4.3. Uncertainty Analysis

In this section, we will discuss the proposed uncertainty measures and present their mathematical formulation.

4.3.1. Per-Sample Feature Variation

The incorporation of augmentation techniques to estimate the sample variance is a method employed to quantify the level of certainty a model has regarding the position of its predicted embedding. The principle lies in the deliberate modification of each data point in multiple ways, e.g. random omission of a certain percentage of peaks or adjusting the charges associated with spectra. Sample feature variation is shown in Fig. 1 (step 3 part G).

Given an original spectrum $s$ , we induce $n$ augmentations thereby creating a set of altered spectra denoted by ${s_{1}, s_{2}, \dots, s_{n}}$ . Each derived spectrum embedding is a 256-dimensional vector. The variance, a statistical measure of the extent to which the data points deviate from their expected values is computed for each of these dimensions.

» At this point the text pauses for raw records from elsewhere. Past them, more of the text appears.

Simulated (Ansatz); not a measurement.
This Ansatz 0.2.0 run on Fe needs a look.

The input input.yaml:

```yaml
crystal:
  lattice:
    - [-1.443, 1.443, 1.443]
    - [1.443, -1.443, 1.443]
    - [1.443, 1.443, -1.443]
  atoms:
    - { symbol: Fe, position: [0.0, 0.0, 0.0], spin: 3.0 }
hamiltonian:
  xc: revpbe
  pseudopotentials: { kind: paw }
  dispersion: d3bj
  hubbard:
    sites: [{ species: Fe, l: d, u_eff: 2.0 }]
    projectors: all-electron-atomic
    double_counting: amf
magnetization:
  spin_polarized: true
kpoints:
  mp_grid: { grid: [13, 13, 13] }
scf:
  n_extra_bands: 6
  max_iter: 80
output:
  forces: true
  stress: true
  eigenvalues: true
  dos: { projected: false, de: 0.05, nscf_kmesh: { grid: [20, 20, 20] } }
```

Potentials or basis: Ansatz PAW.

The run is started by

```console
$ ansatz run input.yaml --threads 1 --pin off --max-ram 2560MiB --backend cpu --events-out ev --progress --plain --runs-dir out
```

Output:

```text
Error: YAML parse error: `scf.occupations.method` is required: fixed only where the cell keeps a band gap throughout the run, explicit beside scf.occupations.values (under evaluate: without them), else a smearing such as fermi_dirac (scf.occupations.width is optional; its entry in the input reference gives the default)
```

Mathematically, the sample variance $σ$ can be defined as follows:

σ = \frac{1}{n - 1} \sum_{i = 1}^{256} \sum_{j = 1}^{n} {(s_{j} [i] - μ_{i})}^{2}

where $s_{j} [i]$ denotes the $i$ -th element in the $j$ -th augmentation, $μ_{i}$ is the mean of the elements for the $i$ -th dimension, and $n$ is the number of augmentations.

To compile these individual variances into a single value, a cumulative sum is calculated across all dimensions. This total sum, or sample variance, is indicative of the model’s confidence in the location of the predicted embedding; a smaller variance suggests a higher degree of certainty.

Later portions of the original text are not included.